Start placing your bets.
It's on - The Market just broke through heavy resistance today - Totally disproved a possible double top.
It's off to the races!!
One thing to keep in mind is the vast majority of fund managers are lagging the indicies and are getting nervous. Also, earnings forecasts are too conservative. Prepare for alot of upside surprises and upgrades very soon.
[quote=skeedaddy2]One thing to keep in mind is the vast majority of fund managers are lagging the indicies and are getting nervous. Also, earnings forecasts are too conservative. Prepare for alot of upside surprises and upgrades very soon. [/quote]

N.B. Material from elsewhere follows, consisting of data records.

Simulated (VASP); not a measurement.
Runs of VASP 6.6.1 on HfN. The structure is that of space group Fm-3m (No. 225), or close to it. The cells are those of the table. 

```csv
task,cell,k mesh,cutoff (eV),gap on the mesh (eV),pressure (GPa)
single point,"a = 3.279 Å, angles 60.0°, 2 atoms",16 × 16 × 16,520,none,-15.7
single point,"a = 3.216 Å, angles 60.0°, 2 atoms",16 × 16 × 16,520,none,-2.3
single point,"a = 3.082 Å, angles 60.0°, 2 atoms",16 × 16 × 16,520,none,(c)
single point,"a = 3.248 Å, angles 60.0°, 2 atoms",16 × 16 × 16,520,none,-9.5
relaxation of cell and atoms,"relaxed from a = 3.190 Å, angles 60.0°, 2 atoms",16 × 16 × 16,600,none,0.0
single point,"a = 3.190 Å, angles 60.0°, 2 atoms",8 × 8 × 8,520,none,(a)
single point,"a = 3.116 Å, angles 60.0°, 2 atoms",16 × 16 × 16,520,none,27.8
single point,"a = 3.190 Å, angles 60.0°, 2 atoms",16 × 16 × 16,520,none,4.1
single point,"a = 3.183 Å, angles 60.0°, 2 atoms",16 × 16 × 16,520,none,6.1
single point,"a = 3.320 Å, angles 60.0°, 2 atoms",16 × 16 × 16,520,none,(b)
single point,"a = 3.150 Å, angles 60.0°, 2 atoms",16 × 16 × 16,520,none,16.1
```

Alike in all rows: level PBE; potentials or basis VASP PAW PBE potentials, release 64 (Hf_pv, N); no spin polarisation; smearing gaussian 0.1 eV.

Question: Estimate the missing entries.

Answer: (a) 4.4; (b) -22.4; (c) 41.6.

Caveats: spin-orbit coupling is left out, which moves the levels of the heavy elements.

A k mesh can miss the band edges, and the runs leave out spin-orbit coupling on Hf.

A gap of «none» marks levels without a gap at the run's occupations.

Buy the rumor, sell the news.
No tree grows forever.
If you're long, you're wrong.
There's a million stories in the Naked City--and one of them is named Bear.
Joined: May 30 2005
Posts: 2027 Posted: April 25 2007 at 6:05pm | IP Logged
Well, here's my nickel...
I see NOTHING like I saw in the fall 1999/spring 2000. I vividly recall feeling uneasy about the market, but also afraid not to participate at all in it. While I had several years experience in investing for trust portfolios (which by their nature are pretty conservative), I was pretty new to the retail game and very concerned about blowing up a bunch of clients and losing my reputation before it was built. Because of my background, and my fear, I almost completely avoided internet stocks. I recall selling Munder Net-Net to exactly one client on an unsolicited basis. I remember telling a client who was gung-ho to buy Cisco at $78/share, that I had some near-term concerns due to valuation, although I felt like the company was a fine one long-term (I still feel like that client blamed me for his poor decision...he sure didn't follow me when I left the bank!)
My clients and I participated in the market, although we lagged behind since I was using a lot of value stocks, American & Franklin funds. I don't consider myself a value-hound, although I probably lean that way. I was simply afraid of the stratospheric P/E ratios on all the growth/internet/tech stocks. I remember having a difficult time convincing a prospect to roll his IRA into American Balanced Fund, which had just turned in a stellar 3-4% return in 1999. His friend was telling him to call Janus and avoid paying "all those broker charges". The prospect, only because he knew me and my family, reluctantly decided to roll his IRA to me. You all know the history for the three years after that. My client made money, while his Janus-loving buddy lost 70% of his rollover and ultimately bailed at the bottom.
The bottom line is, sure, all sorts of folks are finally waking up and loving stocks after missing the first four years of this run, but I don't think we're done just yet. P/E ratios are about half what they were in spring 2000. Earnings are slowing a bit, but the tank doesn't look out of gas just yet and I think 14,000 before the end of 2007 is very reachable. Is it possible that we'll get a shake-out correction before then? You bet it is. At the same time, if you're going purely off valuation, it looks MUCH less threatening than it did in early 2000. Despite what historians would have you to believe, there were PLENTY of people concerned about high valuations seven years ago. Unfortunately, they were being mostly drowned out by people like a Putnam manager I remember listening to (who sounded like he was about 23) who said...and this is pretty close to verbatim..."I think that a 20,000 Dow in 2005 is pretty much a slam dunk. Think about it...all we have to do is average a 12% return between now and then and we're there." I can't speak for everyone who heard that commentary, but sirens were going off in my head! I just wish I'd kept that CD...
Seven years later, the value/growth roles are reversed. Large-cap growth looks relatively cheap when compared to traditional value stocks. While I haven't abandoned value stocks, I've certainly been overweighting large cap growth for about the last six months. If we are paid to manage money for clients, we will earn our keep when, for example, the Dow drops almost 500 points in one session and/or drops 10% or more between statements and the clients begin to call looking for advice and reassurance. It's not fun work...I did a lot of it in 2000-2002...but if you survive a prolonged bear like that, you have a new perspective (no pun intended) on the market and you pretty much know that you can survive anything (short of a depression)thrown at you.
I'm no Abby Joseph Cohen and I can't tell you which number we'll see first, but I'm a long-term bull. I personally don't know any long-term bears who have survived in this business. Certainly, they won't make more money for their clients than a good bullish advisor. I don't expect a big pullback until we are considerably closer to the 2008 election, but I'll be at least somewhat positioned if we do...Lord help us if we elect Hillary...
How is 4:00 p.m. today look?
My personal opinion is that we see the market run for the next 6-8 months, and then go into neutral until after the election.
But maybe I'm just saying that because of 2004.